Microsoft Excel MVP Conrad Carlberg shows readers how to use Excel predictive analytics to solve real-world problems in areas ranging from sales and marketing to operations. Carlberg offers unprecedented insight into building powerful, credible, and reliable forecasts, showing how to gain deep insights from Excel that would be difficult to uncover with costly tools such as SAS or SPSS.
Readers will get an extensive collection of downloadable Excel workbooks that can be easily adapted to their own unique requirements, plus VBA code—much of it open-source—to streamline several of this book’s most complex techniques.
Step by step, readers build on Excel skills they already have, learning advanced techniques that can help them increase revenue, reduce costs, and improve productivity.

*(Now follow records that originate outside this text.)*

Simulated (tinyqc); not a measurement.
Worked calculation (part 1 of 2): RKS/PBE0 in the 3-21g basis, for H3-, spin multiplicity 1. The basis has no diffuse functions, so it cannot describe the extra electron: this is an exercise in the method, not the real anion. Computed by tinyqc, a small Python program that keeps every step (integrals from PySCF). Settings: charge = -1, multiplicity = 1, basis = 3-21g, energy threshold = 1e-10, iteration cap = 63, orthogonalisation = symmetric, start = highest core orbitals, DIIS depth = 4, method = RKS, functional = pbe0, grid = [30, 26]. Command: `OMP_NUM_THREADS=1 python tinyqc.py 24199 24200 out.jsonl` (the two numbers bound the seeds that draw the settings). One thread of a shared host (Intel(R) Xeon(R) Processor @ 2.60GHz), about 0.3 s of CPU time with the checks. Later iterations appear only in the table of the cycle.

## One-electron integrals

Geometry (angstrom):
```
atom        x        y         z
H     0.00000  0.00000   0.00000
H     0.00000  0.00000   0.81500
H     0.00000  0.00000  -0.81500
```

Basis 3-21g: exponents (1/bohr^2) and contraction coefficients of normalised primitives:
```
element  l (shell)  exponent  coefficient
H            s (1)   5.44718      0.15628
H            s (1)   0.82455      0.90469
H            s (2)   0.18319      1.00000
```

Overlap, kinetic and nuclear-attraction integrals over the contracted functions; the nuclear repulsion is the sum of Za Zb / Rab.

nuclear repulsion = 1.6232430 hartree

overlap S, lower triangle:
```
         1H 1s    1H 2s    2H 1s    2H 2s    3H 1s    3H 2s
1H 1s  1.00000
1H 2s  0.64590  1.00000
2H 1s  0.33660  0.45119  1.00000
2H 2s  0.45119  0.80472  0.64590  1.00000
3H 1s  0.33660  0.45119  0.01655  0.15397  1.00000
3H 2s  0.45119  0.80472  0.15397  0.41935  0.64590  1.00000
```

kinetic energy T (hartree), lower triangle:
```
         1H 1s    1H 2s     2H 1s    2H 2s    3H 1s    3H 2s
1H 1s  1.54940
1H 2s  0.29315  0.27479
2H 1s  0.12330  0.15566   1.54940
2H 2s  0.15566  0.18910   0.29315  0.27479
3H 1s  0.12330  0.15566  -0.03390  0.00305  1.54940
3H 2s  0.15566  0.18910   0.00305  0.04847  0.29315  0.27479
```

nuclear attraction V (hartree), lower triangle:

Chapter 1 in the first edition of the proposed book concerned itself with how to use
Excel and VBA to download periodically (e.g., by second, by minute, by hour, by day, etc.) sales and related information from web sites. This information did not get much comment in Amazon reviews (there are 42 reviews as of November 2016) and what comment there was split itself between those who like to know how to do that sort of data acquisition, and those whose background in VBA is far too sketchy to understand what was going on. In the interim, many such sites have instituted bot blockers that refuse to complete a query not sent by a browser. I think that it makes sense to drop this chapter but could be talked into retaining it.
The existing Chapter 4 contains information on two types of exponential smoothing: simple smoothing and Holt's linear smoothing, which takes account of trend in a time series. I would expect to expand the chapter to provide more information on Holt's method and add a discussion of Holt-Winters smoothing, which accounts for seasonality in a time series. I might add some material on damped trend forecasts, which help prevent trends from getting out of control beyond the normal forecast horizon.
I also intend to add material to the existing chapter 7 on more advanced issues in logistic regression. At present, the discussion covers situations in which the outcome variable has two values only. Logistic regression also deals with situations in which the outcome variable has 3 or more categorical values. That's a considerably more complex situation. It's difficult to illustrate in Excel and the R syntax to deal with it is esoteric. But the situation arises frequently, particularly in consumer choice situations, and it should get coverage in this book.
Conrad Carlberg is a nationally recognised expert on quantitative analysis and on data analysis and management applications such as Microsoft Excel, SAS, and Oracle. He holds a Ph.D. in statistics from the University of Colorado and is a many-time recipient of Microsoft’s Excel MVP designation.
Carlberg is a Southern California native. After college he moved to Colorado, where he worked for a succession of startups and attended graduate school. He spent two years in the Middle East, teaching computer science and dodging surly camels. After finishing graduate school, Carlberg worked at US West (a Baby Bell) in product management and at Motorola.
In 1995, he started a small consulting business that provides design and analysis services to companies that want to guide their business decisions by means of quantitative analysis—approaches that today we group under the term “analytics.” He enjoys writing about those techniques and, in particular, how to carry them out using the world’s most popular numeric analysis application, Microsoft Excel.